I love this collection of stories for their realness, quirky characters and subtle humour but mostly for how they make me think about time. Dunn is my contemporary and her writing legitimises and confirms for me the power of using seemingly mundane recollections that the reader can relate to or even have their own memories triggered by. Hearing the news of Elvis's death but only having a vague idea of who he was. A character that is convinced that she can triumph in the Win-a-Pony competition, something I had not thought of for years.
Dunn's skilful use of description can pull me up, compelling me to reread lines like `the snapping of the dry folded wings from cricket-green pistachios', poetic depiction of a friend's mother as `bustly, busty, fussy, fond of pleats' and John Peel's voice as `oddly both doleful and cheerful.' Reading these make me want to revisit my own stories and write better descriptions.
Many of these stories are from the viewpoint of a narrator looking back on her early teenaged years. `Stood Up and thinking of England', in particular, reminds me of seeing how another family functions and revelling in the difference and novelty of that. It vividly portrays that feeling of being at an age when you can almost break away from your family but for now you are still controlled by them. That time of waiting for something to happen and not knowing what that something is.

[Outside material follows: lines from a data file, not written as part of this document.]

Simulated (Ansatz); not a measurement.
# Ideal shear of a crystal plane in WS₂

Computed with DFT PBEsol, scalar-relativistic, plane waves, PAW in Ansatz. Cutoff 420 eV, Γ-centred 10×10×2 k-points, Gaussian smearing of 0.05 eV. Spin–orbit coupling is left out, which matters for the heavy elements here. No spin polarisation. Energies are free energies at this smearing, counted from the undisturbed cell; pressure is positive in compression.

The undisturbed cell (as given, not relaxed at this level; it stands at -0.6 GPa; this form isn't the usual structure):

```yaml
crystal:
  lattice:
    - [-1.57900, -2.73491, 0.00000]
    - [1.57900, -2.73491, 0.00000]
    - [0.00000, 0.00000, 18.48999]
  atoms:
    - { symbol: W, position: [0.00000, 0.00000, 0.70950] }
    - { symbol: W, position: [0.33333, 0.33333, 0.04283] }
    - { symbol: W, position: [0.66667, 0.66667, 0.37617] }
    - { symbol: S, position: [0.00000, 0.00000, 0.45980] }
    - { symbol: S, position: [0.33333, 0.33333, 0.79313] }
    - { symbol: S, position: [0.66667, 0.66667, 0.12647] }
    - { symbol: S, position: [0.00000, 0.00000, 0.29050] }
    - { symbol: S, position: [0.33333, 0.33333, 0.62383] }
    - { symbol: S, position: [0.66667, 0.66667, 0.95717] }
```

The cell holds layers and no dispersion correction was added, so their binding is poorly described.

There is an unforgettable passage in `Slipping the Clutch'. The main character is grieving for Robbie, who has died in a car crash. She has a theory that if she can travel far enough into space `from the correct distance, with the appropriate telescope, I could see into the past and find him. This stood to reason.' Later in the story, she sees him again. It seems so casual and real, meeting someone you thought was irrevocably lost, in Boots while buying throat pastilles. It is as if this could happen and it makes me believe that time can't prevent us from seeing lost loved ones again.